For a moment I was 100% certain that this is all part of the stable time loop too, and that Martha and Jonas themselves caused the accident they’re trying to prevent.
But no, the car is okay, just on the side of the road. The son gets out and yells at Martha and Jonas for standing in the road, but for some reason they’re less interested in explaining themselves than in making cryptic statements.
Somehow, one thing they say (about knowledge being a drop and the universe being an ocean) happens to be one of Tannhaus’s favorite quotes, which brings Tannhaus’s son - named Marek - up short. But Marek’s wife is creeped out…

…and pulls him back to the car, where they do a U-turn and drive back to his father. The wife tells Tannhaus that Marek thinks they were a pair of angels sent to warn him.
Back to Martha and Jonas. The rain has conveniently stopped. “Do you think it worked?” Martha asks. I assume it did, but why haven’t they vanished yet? Were they spared from the unraveling because they’re not currently inside the worlds that are being unraveled?
They describe what they saw in the star corridors. Each one remembers when they were children and saw the other in the back of their closets. So it’s clear that their visions as children led Martha and Jonas to grow up seeking each other out, but they didn’t know about the other worlds. So Young Jonas of World A saw Adult Martha of World B, but got together with Martha of World A (who died). And Young Martha of World B saw Adult Jonas of World A, but got together with Jonas of World B (who died). And now they’re finally together with the actual versions of each other that they had been seeking all along.6
Anyway, causality having politely waited for them to get it all straightened out before interrupting, their bodies began to fade and vanish into sparkles of light. And elsewhere, the same happens to Adam, to Old Martha, to middle-aged Martha, to the Witch, and to some random bearded guy I don’t recognize (who seems to take his disintegration completely in stride).7
We fade in on a family around a dinner table, clinking glasses in a toast to Regina. One man is asked about his wounded eye (I’m guessing he grows up to be the old guy without the eye), but he barely starts the story when the power goes out.

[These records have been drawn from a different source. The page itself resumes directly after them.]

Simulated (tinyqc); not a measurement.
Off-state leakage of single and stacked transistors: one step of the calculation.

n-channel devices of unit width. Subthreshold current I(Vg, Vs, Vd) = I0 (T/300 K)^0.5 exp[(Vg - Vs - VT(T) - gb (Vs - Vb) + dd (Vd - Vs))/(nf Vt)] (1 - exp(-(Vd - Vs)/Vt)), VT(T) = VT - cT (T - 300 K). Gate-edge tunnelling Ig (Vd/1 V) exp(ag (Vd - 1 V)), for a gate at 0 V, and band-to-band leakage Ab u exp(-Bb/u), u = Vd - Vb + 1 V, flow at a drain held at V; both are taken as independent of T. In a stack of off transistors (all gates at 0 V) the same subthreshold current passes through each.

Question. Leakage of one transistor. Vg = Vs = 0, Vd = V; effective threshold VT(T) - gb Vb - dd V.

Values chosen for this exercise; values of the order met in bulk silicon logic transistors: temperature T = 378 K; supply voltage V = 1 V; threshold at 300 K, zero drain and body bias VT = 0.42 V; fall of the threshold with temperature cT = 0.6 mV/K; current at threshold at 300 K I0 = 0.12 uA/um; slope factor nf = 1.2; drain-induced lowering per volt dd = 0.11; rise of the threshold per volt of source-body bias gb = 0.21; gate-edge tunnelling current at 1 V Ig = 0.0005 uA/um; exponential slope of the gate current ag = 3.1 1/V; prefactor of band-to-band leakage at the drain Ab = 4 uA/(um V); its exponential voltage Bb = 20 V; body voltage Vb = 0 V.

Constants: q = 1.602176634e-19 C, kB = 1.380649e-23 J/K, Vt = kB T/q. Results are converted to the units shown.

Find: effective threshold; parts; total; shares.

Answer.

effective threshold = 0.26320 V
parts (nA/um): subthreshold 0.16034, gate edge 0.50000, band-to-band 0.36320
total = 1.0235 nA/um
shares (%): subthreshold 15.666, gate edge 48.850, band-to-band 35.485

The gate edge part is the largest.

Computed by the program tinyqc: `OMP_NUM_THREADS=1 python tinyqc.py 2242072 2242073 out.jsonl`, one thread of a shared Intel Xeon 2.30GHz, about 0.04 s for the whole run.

One of the women, Hannah, freaks out at the power outage. She tells the others how she dreamt last night that this happened and the world ended, and that was a good thing because there were no more worries or cares, just oblivion.
Anyway, Hannah is pregnant and wants to name her baby Jonas.
Another woman recommends they toast to a “world without Winden”, who I think is her ex-husband. The power goes back on, and they say they guess Winden isn’t leaving after all and they’re happy it’s back. So maybe Winden is the nuclear power plant? And on that underwhelming note, the episode ends.
Unresolved questions
Will time travel ever be reinvented? Will somebody one day screw up the same way Tannhaus did and destroy the world all over again?
Does Regina actually survive in the original world? The Witch assumes that despite everyone having the same fate in the first two worlds, their fate in the third world can be different. But as far as I can tell this is just a hope. What if individuals’ fates in each of the two worlds is linked precisely because that fate originated in the third world?
Ratings
These ratings evaluate the finale-of-the-week from an angle that its writers never intended: how well it works as an individual episode watched in isolation. The analysis accompanying each rating is written from that point of view as well.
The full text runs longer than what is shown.